This fact however is thoroughly inconvenient to the snake oil brigade because it removes a slew of invented problems that can be “caused” by the network equipment between you and the service. So lets’ see if we can explore that so we have a more complete understanding of the mechanics. This understanding should equip us sceptics with the knowledge we need to see through the spurious claims of audiophools and dishonest equipment manufacturers.
Ethernet
View attachment 263147
Without Ethernet, there would be no internet. Ethernet is the backbone of almost all computer networking globally. It is a system developed by brilliant minds to be robust and scalable. To understand Ethernet, one must first delve into the OSI model. OSI stands for the Open Systems Interconnection model and conceptualizes the seven layers that computer systems use to communicate over a network. The model places computing functions into a set of rules to support the inter-operability between products and software. While the modern internet is based on a simpler model called TCP/IP, and not on OSI, the OSI 7-layer model is still widely used today to describe network architecture.

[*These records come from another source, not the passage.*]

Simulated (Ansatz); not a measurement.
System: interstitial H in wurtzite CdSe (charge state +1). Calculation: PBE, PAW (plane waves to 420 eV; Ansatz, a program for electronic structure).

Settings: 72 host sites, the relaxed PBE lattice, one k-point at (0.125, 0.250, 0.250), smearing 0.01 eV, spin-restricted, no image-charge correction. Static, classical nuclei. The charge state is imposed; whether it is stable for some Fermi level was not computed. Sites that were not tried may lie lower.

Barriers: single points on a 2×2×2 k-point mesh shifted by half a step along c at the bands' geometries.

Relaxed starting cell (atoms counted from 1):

- 7. Application Layer: Human-computer interaction layer, where applications can access the network services
- 6. Presentation Layer: Ensures that data is in a usable format and is where data encryption occurs
- 5. Session Layer: Maintains connections and is responsible for controlling ports and sessions
- 4. Transport Layer: Transmits data using transmission protocols including TCP and UDP
- 3. Network Layer: Decides which physical path the data will take
- 2. Data Link Layer: Defines the format of data on the network
- 1. Physical Layer: Transmits raw bit stream over the physical medium
The layer model is best understood top down as layer 7 is the point at which you, the human, interacts with elements provided on the network in the form of graphic user interfaces and so forth.
Frames vs Packets
View attachment 263148
One of the important details to understand about Ethernet is the distinction between frames and packets. A frame is a data unit in a local area network (LAN) that includes header and trailer information in addition to the payload or data being transmitted. The header contains information such as the source and destination MAC addresses, while the trailer includes error checking data such as a cyclic redundancy check (CRC). A packet, on the other hand, is a data unit in a wide area network (WAN) or the Internet. It includes header information such as source and destination IP addresses and protocol-specific information, as well as the payload.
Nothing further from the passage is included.